Robert Aramayo plays Davidson across several decades, tracing his journey from a misunderstood working-class teenager through his rise as a national Tourette's advocate. Davidson became widely known through a series of BBC documentaries, and the film opens with a striking scene in 2019 when he involuntarily shouts an expletive during his MBE ceremony.
Robert Aramayo's Road to I Swear
Aramayo, a Hull-born actor of Basque descent, trained at New York's Juilliard School and first gained wide recognition playing young Ned Stark in Game of Thrones. He later starred as the half-elf lord Elrond in Amazon's The Lord of the Rings: The Rings of Power, alongside I Swear co-star Peter Mullan.
Director Kirk Jones never asked Aramayo to formally audition. Instead, he brought the actor to Galashiels to meet Davidson in person and made the casting decision on instinct. Aramayo then spent months studying the condition — reading books, meeting people with Tourette's, and working with a movement coach to capture how Davidson physically occupies a room, not merely his vocal and motor tics.
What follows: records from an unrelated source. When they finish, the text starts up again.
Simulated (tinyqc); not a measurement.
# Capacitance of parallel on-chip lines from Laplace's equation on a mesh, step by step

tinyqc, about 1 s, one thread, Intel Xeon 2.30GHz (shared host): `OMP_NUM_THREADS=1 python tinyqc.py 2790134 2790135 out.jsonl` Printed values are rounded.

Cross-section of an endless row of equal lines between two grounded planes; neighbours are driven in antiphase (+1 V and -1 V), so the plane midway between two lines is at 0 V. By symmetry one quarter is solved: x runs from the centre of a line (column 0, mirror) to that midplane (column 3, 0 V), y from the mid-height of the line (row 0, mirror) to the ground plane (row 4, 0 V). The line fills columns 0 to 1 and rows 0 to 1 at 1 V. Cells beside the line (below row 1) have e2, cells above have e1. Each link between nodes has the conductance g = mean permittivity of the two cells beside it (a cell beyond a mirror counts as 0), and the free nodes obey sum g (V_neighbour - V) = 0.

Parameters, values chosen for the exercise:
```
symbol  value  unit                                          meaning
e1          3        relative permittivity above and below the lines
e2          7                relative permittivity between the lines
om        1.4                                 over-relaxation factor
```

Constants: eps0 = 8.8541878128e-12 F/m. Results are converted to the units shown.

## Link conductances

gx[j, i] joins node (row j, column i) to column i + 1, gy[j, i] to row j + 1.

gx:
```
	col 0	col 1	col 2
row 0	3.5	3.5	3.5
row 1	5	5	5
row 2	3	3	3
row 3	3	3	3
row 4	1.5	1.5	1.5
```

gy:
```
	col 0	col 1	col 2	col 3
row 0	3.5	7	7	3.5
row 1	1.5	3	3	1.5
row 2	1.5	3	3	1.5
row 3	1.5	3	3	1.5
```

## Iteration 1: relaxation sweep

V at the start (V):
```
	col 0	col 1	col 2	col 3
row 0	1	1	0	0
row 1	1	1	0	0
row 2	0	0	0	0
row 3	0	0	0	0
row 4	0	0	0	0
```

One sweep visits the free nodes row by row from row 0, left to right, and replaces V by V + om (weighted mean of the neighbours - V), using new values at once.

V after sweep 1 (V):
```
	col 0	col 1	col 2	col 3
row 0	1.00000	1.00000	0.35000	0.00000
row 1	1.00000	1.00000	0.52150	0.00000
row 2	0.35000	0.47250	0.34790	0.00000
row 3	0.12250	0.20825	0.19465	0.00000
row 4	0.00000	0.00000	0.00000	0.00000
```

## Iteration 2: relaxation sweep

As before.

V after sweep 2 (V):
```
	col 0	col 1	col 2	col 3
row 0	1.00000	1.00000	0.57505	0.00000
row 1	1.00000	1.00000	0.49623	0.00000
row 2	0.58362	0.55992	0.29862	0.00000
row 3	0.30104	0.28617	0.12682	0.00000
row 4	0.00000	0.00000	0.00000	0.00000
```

Critical Reception: I Swear Earns a Perfect Score
The film premiered at the 2025 Toronto International Film Festival on September 7, 2025 ET, before its UK theatrical release on October 10, 2025. Sony Pictures Classics later acquired US distribution rights.
Critics have been virtually unanimous in their praise, driven largely by Aramayo's central performance.
- Rotten Tomatoes Score: 100% on 31 reviews, average rating 9.8/10
- IMDB Score: 8.4/10
- Rotten Tomatoes Consensus: "A knockout performance… doesn't sugarcoat Tourette syndrome while delivering an uplifting tale of resilience."
Earlier in 2026, Aramayo had already won Breakthrough Performer of the Year at the London Critics Circle Film Awards, signaling the BAFTA momentum building around I Swear.
Awards Outlook: I Swear Now an Oscar Contender
With its US release now completed, I Swear becomes eligible for the Academy Awards. Robert Aramayo's BAFTA Best Actor win — combined with the EE Rising Star Award and the film's perfect critical score — positions him as a legitimate Best Actor Oscar contender heading into awards season. The film is currently streaming on Prime Video in the UK.
The I Swear story, once a small Scottish biopic, has become one of the defining awards narratives of the cycle — and Robert Aramayo is now firmly at the center of it.